2 views

I am a newbie in convolutional neural networks and just have an idea about feature maps and how convolution is done on images to extract features. I would be glad to know some details on applying batch normalization on CNN.

I read this paper https://arxiv.org/pdf/1502.03167v3.pdf and could understand the BN algorithm applied on a data but in the end, they mentioned that a slight modification is required when applied to CNN:

For convolutional layers, we additionally want the normalization to obey the convolutional property – so those different elements of the same feature map, at different locations, are normalized in the same way. To achieve this, we jointly normalize all the activations in a mini- batch, over all locations. In Alg. 1, we let B be the set of all values in a feature map across both the elements of a mini-batch and spatial locations – so for a mini-batch of size m and feature maps of size p × q, we use the effective mini-batch of size m′ = |B| = m · pq. We learn a pair of parameters γ(k) and β(k) per feature map, rather than per activation. Alg. 2 is modified similarly so that during inference the BN transform applies the same linear transformation to each activation in a given feature map.

I am total confused when they say "so that different elements of the same feature map, at different locations, are normalized in the same way"

I know what feature maps mean and different elements are the weights in every feature map. But I could not understand what location or spatial location means.

I could not understand the below sentence at all "In Alg. 1, we let B be the set of all values in a feature map across both the elements of a mini-batch and spatial locations"

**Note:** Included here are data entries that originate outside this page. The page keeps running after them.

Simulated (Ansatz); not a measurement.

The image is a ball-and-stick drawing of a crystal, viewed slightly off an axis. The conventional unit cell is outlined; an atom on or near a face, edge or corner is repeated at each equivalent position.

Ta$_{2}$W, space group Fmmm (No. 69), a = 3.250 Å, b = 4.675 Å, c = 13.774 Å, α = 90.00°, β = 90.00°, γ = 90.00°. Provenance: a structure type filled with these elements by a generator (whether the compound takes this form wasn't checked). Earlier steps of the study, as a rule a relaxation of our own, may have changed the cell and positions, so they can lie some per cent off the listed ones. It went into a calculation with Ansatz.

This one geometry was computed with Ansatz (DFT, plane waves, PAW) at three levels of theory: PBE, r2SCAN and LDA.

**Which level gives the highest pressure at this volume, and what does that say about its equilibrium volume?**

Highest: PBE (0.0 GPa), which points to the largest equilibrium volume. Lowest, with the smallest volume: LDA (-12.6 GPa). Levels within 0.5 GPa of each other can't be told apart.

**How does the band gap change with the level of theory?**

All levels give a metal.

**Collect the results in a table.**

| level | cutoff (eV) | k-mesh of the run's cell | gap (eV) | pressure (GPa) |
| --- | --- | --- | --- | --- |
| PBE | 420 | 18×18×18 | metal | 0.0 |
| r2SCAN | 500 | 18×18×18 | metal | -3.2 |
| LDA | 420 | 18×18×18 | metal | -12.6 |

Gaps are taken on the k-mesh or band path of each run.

I would be glad if someone could elaborate and explain me in much simpler terms

by (33.1k points)

You should understand that the output of the convolutional layer is a 4-rank tensor. [B, H, W, C], where B is the batch size, (H, W) is the feature map size, C is the number of channels.

You can use batchnorm:

It normalizes the activations of the previous layer at each batch, which means it applies a transformation that maintains the mean activation close to 0 and the activation standard deviation close to 1.

For example:

mean = mean(t, axis=0)

stddev = stddev(t, axis=0)

for i in 0..B-1:

out[i,:,:,:] = norm(t[i,:,:,:], mean, stddev)

The above code returns the computes of H*W*C mean and H*W*C standard deviations across B elements.

Batchnorm in convolutional layer:

It consists of filter weights that are shared across the input image. That's why it's reasonable to normalize the output in the same way, so that each output value takes the mean and variance of B*H*W values, at different locations.

For example:

mean = mean(t, axis=(0, 1, 2))

stddev = stddev(t, axis=(0, 1, 2))

for i in 0..B-1, x in 0..H-1, y in 0..W-1:

out[i,x,y,:] = norm(t[i,x,y,:], mean, stddev)

In the above code, there are only C means and standard deviations and each one of them is computed over B*H*W values. In "effective mini-batch": the difference between the two is only in axis selection.